Simcheongga is one of the five surviving stories of the Korean pansori storytelling tradition. The other stories are Chunhyangga, Heungbuga, Jeokbyeokga, and Sugungga.


Simcheongga performance by National Theater of Korea

The exact date of when Simcheong story was adapted into a pansori is unknown. According to records, Simcheongga can be found in the Gwanuhui written by Manjae Song in the time of Sunjo of Joseon and also in The History of Joseon Traditional Opera written by Nosik Hung in the 1900s.

Simcheongga is considered to have been made a great piece of art through the contribution of pansori singers' deoneum.

Simcheongga is the most tragic of the five pansori. The story is almost wholly one of grief and sadness. Therefore, the melody sounds low and gloomy as well. In pansori, the feeling of the voice is more important than its purity or beauty: a beautiful voice can't express the joy and grief of living. To express deep sorrow, the pansori requires "a voice like geuneul (shadows)." In Simcheongga, the mystic geneul is important, so only a master singer of pansori is considered to possess the ability to perform Simcheongga well.


There are five acts in the story. Simcheongga is about Simcheong and her father, Sim Hak-Gyu, whom people call Sim-Bongsa (Sim the Blind). She has to take care of her blind father. The sad story is occasionally lightened with humor.

The highlight of this pansori is when Sim-Bongsa regains his eyesight. A realistic expression of this requires a master singer. After Sim-Bongsa regains his eyesight, other blind people also recover. Finally, Simcheongga ends in a festive mood.[1]

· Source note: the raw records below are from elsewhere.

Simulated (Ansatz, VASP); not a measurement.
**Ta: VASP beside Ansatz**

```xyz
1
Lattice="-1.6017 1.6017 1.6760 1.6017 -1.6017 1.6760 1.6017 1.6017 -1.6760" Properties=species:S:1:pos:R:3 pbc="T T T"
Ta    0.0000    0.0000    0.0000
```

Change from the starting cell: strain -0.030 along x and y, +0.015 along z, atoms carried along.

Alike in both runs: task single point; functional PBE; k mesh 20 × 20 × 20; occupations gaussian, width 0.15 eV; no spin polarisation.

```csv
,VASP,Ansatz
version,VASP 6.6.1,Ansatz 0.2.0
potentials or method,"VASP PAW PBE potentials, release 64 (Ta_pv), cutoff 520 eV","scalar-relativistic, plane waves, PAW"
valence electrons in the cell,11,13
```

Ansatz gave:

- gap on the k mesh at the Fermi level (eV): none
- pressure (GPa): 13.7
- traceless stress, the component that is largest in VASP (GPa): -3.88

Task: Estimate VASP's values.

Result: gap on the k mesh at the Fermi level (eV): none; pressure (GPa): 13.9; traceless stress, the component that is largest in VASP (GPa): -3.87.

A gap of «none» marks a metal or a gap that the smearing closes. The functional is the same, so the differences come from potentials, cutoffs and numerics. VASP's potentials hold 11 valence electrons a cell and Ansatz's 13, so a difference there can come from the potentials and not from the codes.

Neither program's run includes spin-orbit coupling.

① In the section about Simcheong's birth, we hear that Simcheong was originally a heavenly woman and that she came to the real world. This suggests that Simcheong is an unreal being. ② Growth and Prosperity of Simcheong: she grows up in the real world under her father's care. After she is grown, she works for wages, begs to support her father, and sells her body for 300 seoks of rice (about 54,000 liters). ③ Death and survival of Simcheong: here, Simcheong becomes a sacrifice to the God of the sea and jumps into the water at Indangsu. She is carried safely to the palace of the God. It is unrealistic because where people can not go at choice. ④ Simcheong becomes a queen in the sea world. Her father recovers his sight, and she reunites with him. Then they live happily together. Simcheong, then, comes to the real world as an unreal being, born as a daughter of a blind man. She goes to an unreal place and comes back to the real world again after enjoying happiness. So, the setting of Simchoengjeon changes: "unreal space → real space → unreal space → real space," in a circular flow.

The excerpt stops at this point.